# Peage right of way.



## big tom (Apr 17, 2017)

When leaving a Peage in France who has the right of way, you have five lanes leaving the Peage running into three, I followed a car and caravan out of the stop and pay quite a distant behind him, a truck came out of the drive through lane at possibly 50Kh and  accelerated came by me on my right no problem he then got alongside the car caravan that was not up speed and gave him some air horn, I know about the give way to the right but the car caravan had traffic on his left and could not move over.Surley the truck driver should have filtered in.


----------



## REC (Apr 17, 2017)

Dont know the answer, but I find them very scarey. I am sure common manners should apply and common sense in seeing that sometimes it is impossible for a vehicle to move over! Hopefully another poster will know the actual rules!


----------



## Mul (Apr 17, 2017)

5 lanes ? Some have 10-15 and it's... a race, best I can figure :scared:


----------



## Touringtheworld (Apr 17, 2017)

Mul said:


> 5 lanes ? Some have 10-15 and it's... a race, best I can figure :scared:



When I used to use them, park at the machine, get out, slowly walk round, press the help button, get the the tariff reduced from three to two, walk slowly back, mount up and then nail it, just like wacky races


----------



## Asterix (Apr 17, 2017)

Drive like an Egyptian,give way to anything ahead of you...that's my take on it.


----------



## Pauljenny (Apr 17, 2017)

It's survival of the fittest.
Jenny's the driver and sometimes a disgruntled driver will pull up alongside my window,to remonstrate, expecting me to be driving.
I wind the window down lean out, and either stick my thumbs in my ears, while waving... Or give him a round of applause.
While I'm doing this, Jenny is gently steering leftwards.
They don't hang around to argue.


----------



## trevskoda (Apr 17, 2017)

Dress rough and give em a few swear words in a irish  accent ,they will be of like a bullet.


----------



## mark61 (Apr 17, 2017)

Sprinters have right of way, everyone knows that.


----------



## carol (Apr 18, 2017)

mark61 said:


> Sprinters have right of way, everyone knows that.

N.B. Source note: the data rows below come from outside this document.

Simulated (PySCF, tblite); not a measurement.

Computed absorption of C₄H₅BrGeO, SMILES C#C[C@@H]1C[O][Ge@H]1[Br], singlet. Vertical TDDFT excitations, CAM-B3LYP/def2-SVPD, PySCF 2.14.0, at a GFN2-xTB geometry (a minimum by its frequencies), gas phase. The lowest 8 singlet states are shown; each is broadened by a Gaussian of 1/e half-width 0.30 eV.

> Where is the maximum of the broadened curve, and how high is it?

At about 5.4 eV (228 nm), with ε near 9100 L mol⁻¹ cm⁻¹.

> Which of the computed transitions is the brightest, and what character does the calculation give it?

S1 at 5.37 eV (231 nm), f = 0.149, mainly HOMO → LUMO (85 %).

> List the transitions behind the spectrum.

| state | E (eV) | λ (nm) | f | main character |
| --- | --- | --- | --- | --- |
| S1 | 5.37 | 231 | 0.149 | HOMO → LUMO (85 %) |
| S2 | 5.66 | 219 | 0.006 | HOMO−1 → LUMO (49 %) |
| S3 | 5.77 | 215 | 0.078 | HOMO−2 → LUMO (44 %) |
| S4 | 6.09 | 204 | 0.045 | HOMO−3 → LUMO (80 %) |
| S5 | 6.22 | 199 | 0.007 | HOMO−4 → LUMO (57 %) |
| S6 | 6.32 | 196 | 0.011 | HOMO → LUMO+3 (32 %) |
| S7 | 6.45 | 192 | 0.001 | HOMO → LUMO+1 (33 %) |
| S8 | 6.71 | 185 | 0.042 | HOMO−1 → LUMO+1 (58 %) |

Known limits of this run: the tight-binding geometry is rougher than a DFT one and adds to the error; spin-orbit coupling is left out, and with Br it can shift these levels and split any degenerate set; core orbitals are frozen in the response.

Hey Mark, did you finish your new van?


----------



## mark61 (Apr 18, 2017)

carol said:


> Hey Mark, did you finish your new van?




Not yet, lol. Only just got a single rock n roll seat made for the back, so almost completed.


----------



## Malco (Apr 18, 2017)

*Peage*

They are an inconvenience and often a problem. Glad we don't have many here surely there has to be better ways of financing the system and lorry drivers seem to have a brick on the welly peddle so hitting the governor whatever situation they are in. Times money to hell with safety. Sorry if that offends anybody but that's my impression. That's why speed limiters have to be fitted by law.


----------



## 1807truckman (Apr 18, 2017)

Surely BMW's and Audi's have right of way!!!!!!!!!

Graham


----------